Friday, August 27, 2010

In My Opinion, No. 6: The Universe

My good roommate CC bought me a Borders gift card for my birthday a couple of months ago. I have a weak spot for large, fully-illustrated Smithsonian Institute coffee table books. I've already read Animal cover-to-cover and plan on buying Earth some time in the future.

This time around I redeemed my gift card for a book entitled Universe. I think this all stems from my fascination with creation. Whether it's the complexity of life, the distant galaxies, or the earth around us, if it has to do with the whats and how-tos, I'm hooked.

So, I sit in my living room with a book about a quarter of my height in size draped over my lap and have repeatedly mind-blowing experiences reading it. Not only do I attempt to grapple with the idea that there is an elastic space-time continuum that bends and attracts not only light and matter but time as well, but also that there may be ten dimensions or more:

Also, there is so much stuff in the universe that we have no way of even detecting some of it: the mysterious dark matter and dark energy that sound like something out of science fiction.

I aver that the whole of creation says something about the Creator. Take one example: God prefers symmetry. Whether one looks at the spinning galaxies, spherical stars and planets, bilateral animals and plants, single-celled organisms, and even individual atoms, there is usually a reflection in shape around one or more axes. Asymmetrical matter and beings do exist and actually thrive, but they are the exception, not the norm.

The universe is also extremely good at recycling, turning seemingly bad events into the seeds of positive change. Often cataclysmic destruction is the catalyst for the next generation of stars, the next form of life, the next stage of the universe's evolution. There's an object lesson in there, methinks.

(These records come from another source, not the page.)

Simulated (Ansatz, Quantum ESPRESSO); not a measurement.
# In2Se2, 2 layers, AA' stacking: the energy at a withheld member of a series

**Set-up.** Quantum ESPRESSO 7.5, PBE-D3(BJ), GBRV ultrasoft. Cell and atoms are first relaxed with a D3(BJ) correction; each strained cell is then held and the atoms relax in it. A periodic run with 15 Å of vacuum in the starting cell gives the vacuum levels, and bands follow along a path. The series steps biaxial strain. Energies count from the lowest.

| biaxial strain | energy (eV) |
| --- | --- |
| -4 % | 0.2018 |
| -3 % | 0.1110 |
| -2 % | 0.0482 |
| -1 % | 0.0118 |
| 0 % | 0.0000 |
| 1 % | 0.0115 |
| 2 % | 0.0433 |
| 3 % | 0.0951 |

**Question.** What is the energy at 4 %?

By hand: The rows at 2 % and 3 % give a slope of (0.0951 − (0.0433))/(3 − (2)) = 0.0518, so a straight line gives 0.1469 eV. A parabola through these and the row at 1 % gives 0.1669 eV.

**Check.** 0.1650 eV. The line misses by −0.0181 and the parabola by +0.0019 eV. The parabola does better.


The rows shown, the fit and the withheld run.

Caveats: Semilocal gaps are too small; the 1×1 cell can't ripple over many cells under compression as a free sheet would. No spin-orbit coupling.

It's also becoming increasingly apparent that what makes the universe work is not a series of laws and forces, but matter itself. Scientists used to believe that light was simply a phenomenon, trackless, massless, almost nonexistent. Now we know that photons are light embodied, zipping about the universe at a (possibly) constant, unthinkable speed. Some scientists also believe that even the force of gravity is actually made up of bodies called gravitons, and there may be other trickier types of matter called bosons and gluons that control weird but inherent forces in the universe.What does all this tell me? God uses physical "stuff" to make the universe operate. It makes me wonder of what exactly is the "light of Christ" and "spirit matter" composed. Gluons?

Archaeologists are certain that even prehistoric humans looked up and studied the heavens to understand their place on earth. I like that even with all we know now, we still do the same. Glory.